Search code examples
rggplot2geom-bar

ggplot geom_bar plot percentages by group and facet_wrap


I want to plot multiple categories on a single graph, with the percentages of each category adding up to 100%. For example, if I were plotting male versus female, each grouping (male or female), would add up to 100%. I'm using the following code, where the percentages appear to be for all groups on both graphs, i.e. if you added up all the bars on the left and right hand graphs, they would total 100%, rather than the yellow bars on the left hand graph totalling 100%, the purple bars on the left hand graph totalling 100% etc.

I appreciate that this is doable by using stat = 'identity', but is there a way to do this in ggplot without wrangling the dataframe prior to plotting?

library(ggplot2)  

tmp <- diamonds %>% filter(color %in% c("E","I")) %>% select(color, cut, clarity)

ggplot(data=tmp,
     aes(x=clarity,
         fill=cut)) + 
  geom_bar(aes(y = (..count..)/sum(..count..)), position="dodge") +
  scale_y_continuous(labels = scales::percent) + facet_wrap(vars(color))
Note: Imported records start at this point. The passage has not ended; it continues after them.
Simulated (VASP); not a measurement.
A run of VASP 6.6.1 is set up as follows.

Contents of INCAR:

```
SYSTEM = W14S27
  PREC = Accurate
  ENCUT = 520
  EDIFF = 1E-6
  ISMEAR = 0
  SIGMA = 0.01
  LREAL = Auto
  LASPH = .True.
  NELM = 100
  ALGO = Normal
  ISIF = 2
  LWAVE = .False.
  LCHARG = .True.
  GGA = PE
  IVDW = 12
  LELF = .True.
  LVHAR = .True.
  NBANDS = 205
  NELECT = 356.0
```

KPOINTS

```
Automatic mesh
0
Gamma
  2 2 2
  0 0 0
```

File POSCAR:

enter image description here


Solution

  • When computing the percentages inside ggplot2 you have to do the grouping of the data as you would when summarizing the data before passing it to ggplot. In your case the PANEL column added internally to the data by ggplot2 could be used for the grouping:

    Using after_stat() and ave() to compute the sum of the counts by group this could be achieved like so:

    library(ggplot2)  
    library(dplyr)
    
    tmp <- diamonds %>% 
        filter(color %in% c("E","I")) %>% 
        select(color, cut, clarity)
    
    ggplot(
      data = tmp,
      aes(
        x = clarity,
        fill = cut
      )
    ) +
      geom_bar(
        aes(y = after_stat(count / ave(count, PANEL, FUN = sum))),
        position = "dodge"
      ) +
      scale_y_continuous(labels = scales::percent) +
      facet_wrap(vars(color))
    

    EDIT If you need to group by more than one variable I would suggest to make use of a helper function, where I make use of dplyr for the computations:

    comp_pct <- function(count, PANEL, cut) {
      data.frame(count, PANEL, cut) %>% 
        group_by(PANEL, cut) %>% 
        mutate(pct = count / sum(count)) %>% 
        pull(pct)
    }
    
    ggplot(data=tmp,
           aes(x=clarity,
               fill=cut)) + 
      geom_bar(aes(y = after_stat(comp_pct(count, PANEL, fill))), position="dodge") +
      scale_y_continuous(labels = scales::percent) + facet_wrap(vars(color))